I read a lot of books – essay and poetry collections, history books, literary fiction, memoirs – and I love them all. But when I want to disappear into a book, to really escape, I read young adult fantasy series.   I was set on this path when my mom gave me The Lion, The Witch, and the Wardrobe when I was about 6.  I’ve been using fantasy books as my way into the Narnia of magic and power ever since.  91nbKjNHXVL._SL1500_

So here, in no particular order, are my twelve (I couldn’t stop at ten today) favorite young adult fantasy series.

1. The Pellinor Series by Allison Croggon – I fond this series at my local library when I was in the darkest grief over Mom’s death. The strong female protagonist, the journey to overcome, the rich land of Croggn’s world – they all helped me heal a bit. (If you’re on Goodreads, there’s a fun Pellinor discussion group there.)

2. The Dark Is Rising Sequence by Susan Cooper – My mom read these books first, and then she passed them on to me. The protagonist is young Will Stanton, who discovers he has a journey and a duty as the last of the Old Ones who guard the earth from the dark. The whole series is amazing.

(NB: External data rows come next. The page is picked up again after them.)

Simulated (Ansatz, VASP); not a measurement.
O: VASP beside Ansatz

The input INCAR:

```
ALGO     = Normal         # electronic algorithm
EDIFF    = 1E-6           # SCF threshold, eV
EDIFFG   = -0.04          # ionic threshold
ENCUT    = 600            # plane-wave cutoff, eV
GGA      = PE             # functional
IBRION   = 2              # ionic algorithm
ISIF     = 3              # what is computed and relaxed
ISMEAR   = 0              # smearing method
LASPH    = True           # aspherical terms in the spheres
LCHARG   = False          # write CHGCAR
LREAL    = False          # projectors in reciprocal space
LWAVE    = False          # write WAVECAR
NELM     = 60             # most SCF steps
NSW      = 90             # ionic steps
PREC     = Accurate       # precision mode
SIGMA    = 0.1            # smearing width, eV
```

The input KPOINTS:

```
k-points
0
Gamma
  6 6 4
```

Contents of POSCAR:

3. The Hunger Games Trilogy by Suzanne Collins – I got totally caught up in the hype for these books, but in my opinion, it’s hype well-deserved. There’s complex characterization for Katniss, and then, Peeta. . . sigh. Not the best writing ever, but engrossing and original.

4. The Abhorsen Trilogy by Garth Nix – Magic, forces of dark and light, a young woman growing into herself, and a medieval-ish setting – all things that hooked me in. Plus, Nix’s choice to bring good out of something we typically see as so bad – death – is powerful and healing.

5. The Hobbit and The Lord of the Rings – by J. R. R. Tolkien – If you’ve seen the movies but haven’t read the books, it’s time. The books are nuanced and complex. The characters so very human – even if they aren’t actually humans. I love Frodo Baggins because of his fear and the way he overcomes it. Of the four, The Hobbit is my favorite, but the whole series is profound.  It has shaped my theology and my faith deeply.

6.His Dark Materials
by Philip Pullman – You may have seen the film version of The Golden Compass, but don’t let that film deter you from the books. They are masterful, and I rooted for Lyra like I have never rooted for a character before. In the final book, I sobbed. You’ll see why. Pullman is critical of organized religion, and I appreciated his criticism because it is wise and helpful. Nothing to fear here except losing hours of your day to great reading.

7. The Complete Harry Potter Collection by J.K. Rowling – When these books first came out, I was working in the children’s section of a bookstore. I cursed Harry Potter most days because of the amount of “junk” that went with the books, including the packets of beans that I’d find empty behind the picture books. But hype aside, these books are lovely – fun, engrossing, and Hermione – oh Hermione. If you haven’t read them, try them. I think you’ll like it.

8. Heroes of Olympus by Rick Riordan – I must confess that I have not read the Percy Jackson series. I should, I know, but now that I’ve read this one (which is the sequel to that series), I feel like I’m coming in too late. But in this series, I’m enthralled by how Riordan works in both Greek and Roman mythology and crafts a captivating through-plot while also making each book feel complete. Such fun.

9. Beautiful Creatures by Kami Garcia and Margaret Stohl – The thing I love most about these books – and I’ve just started the second one – is the point of view. Unlike most other YA fantasy, the narrator in this book is not magical; he’s human, and it’s his girlfriend who has the powers. This POV lets us get closer to the story as ourselves. We imagine what it might be like to BE Ethan rather than Lena, and that’s fresh. So far, so good.

10. The Chronicles of Narnia by C.S. Lewis – Start with The Lion, the Witch, and the Wardrobe when you begin. While the newer versions have The Magician’s Nephew first in the series, Lewis wanted LWW to be first, and it works better. You get a full sense of Narnia and the characters before you flash back in MN to get the backstory. These are my FAVORITE books of all time.  Just read them.

11. The Twilight Saga by Stephanie Meyer – Some of you are rolling your eyes already. Yes, Bella can be annoying. Yes, the writing isn’t profound. But boy oh boy, did these books grip me? I stayed up all night reading the first one and bought the next three the next day. If you’ve ever felt lonely or outcast, these books grip you, especially if you’ve felt like the only unloved one. So yeah, they’re fun.

12. The Wrinkle in Time Quintet by Madeline L’Engle – Next to The Chronicles of Narnia, these books are my favorites. I love the wisdom that L’Engle sprinkles in, especially through Mrs. Whatsit, and time travel and physics and all the great ways science allies with fantasy.  Great for younger kids, too.  I still miss Meg and Charles Wallace.

Those are my favorites. What would you add?